Subject: Re: dataflow basics
From: rpw3@rpw3.org (Rob Warnock)
Date: Sun, 08 Apr 2007 22:42:13 -0500
Newsgroups: comp.lang.lisp
Message-ID: <H9WdnRlEBs-IK4TbnZ2dnUVZ_oOknZ2d@speakeasy.net>
[ob. OT warning...]

Ken Tilton  <ken@theoryyalgebra.com> wrote:
+---------------
| Who says we cannot have fun with data names? One crucial variable out 
| there in a business application somewhere is a flag indicating if 
| something had been altered: ch-ch-ch-ch-changes.
+---------------

Circa 1968, RCA came out with the Spectra 70 series of IBM System 360/370
compatible mainframes. This was in the days when "bus/tag"-style channel
I/O came in only two flavors: "byte multiplexor", and "selector". The
"byte-mux" could interleave traffic from a number of I/O devices, but
could only move one byte per entire I/O transfer, so the overhead was
high and the speed low -- it was very easy to overrun even a medium-speed
device if too many devices were active at once. The "selector", on the
other hand, could move large blocks at high speeds, but was locked to
a single device for the entire duration of the transfer, which sometimes
caused performance problems with other devices on the same channel if you
did an I/O that had *long* latency [like a non-detached tape rewind].

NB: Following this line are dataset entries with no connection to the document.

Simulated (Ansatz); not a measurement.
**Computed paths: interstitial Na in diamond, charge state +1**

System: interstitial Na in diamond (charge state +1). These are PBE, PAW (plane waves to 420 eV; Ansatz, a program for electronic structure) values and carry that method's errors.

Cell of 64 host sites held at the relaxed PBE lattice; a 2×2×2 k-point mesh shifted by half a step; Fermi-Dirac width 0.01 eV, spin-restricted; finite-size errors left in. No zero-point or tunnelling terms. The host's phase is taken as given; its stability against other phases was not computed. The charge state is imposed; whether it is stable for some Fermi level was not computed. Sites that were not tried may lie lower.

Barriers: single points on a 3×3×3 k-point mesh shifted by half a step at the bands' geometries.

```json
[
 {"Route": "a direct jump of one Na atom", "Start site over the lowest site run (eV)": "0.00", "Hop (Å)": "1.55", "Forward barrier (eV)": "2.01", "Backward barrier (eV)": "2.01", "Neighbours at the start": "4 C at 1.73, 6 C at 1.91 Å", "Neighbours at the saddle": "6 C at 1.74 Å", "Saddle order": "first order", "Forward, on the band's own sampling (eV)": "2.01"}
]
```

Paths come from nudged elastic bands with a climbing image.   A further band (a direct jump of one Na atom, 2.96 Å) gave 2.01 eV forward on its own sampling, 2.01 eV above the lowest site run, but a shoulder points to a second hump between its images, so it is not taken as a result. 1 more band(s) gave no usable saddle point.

So the RCA Spectra 70 added this extra little wire to their byte-mux
channels that permitted the device to request a limited burst mode
of several bytes, which provided a compromise between the two types.
The wire was to be asserted when the device was in danger of falling
behind, in order to let it catch up with the data rate. And the name
they gave to the wire...

[wait for it...]

[wait...]

[wait...]

...was "CATSUP".


-Rob

p.s. There were lots of other fun wires deep inside the core of
the Spectra 70 as well, named for secretaries, babies, pets, etc.
Those engineers knew how to have fun.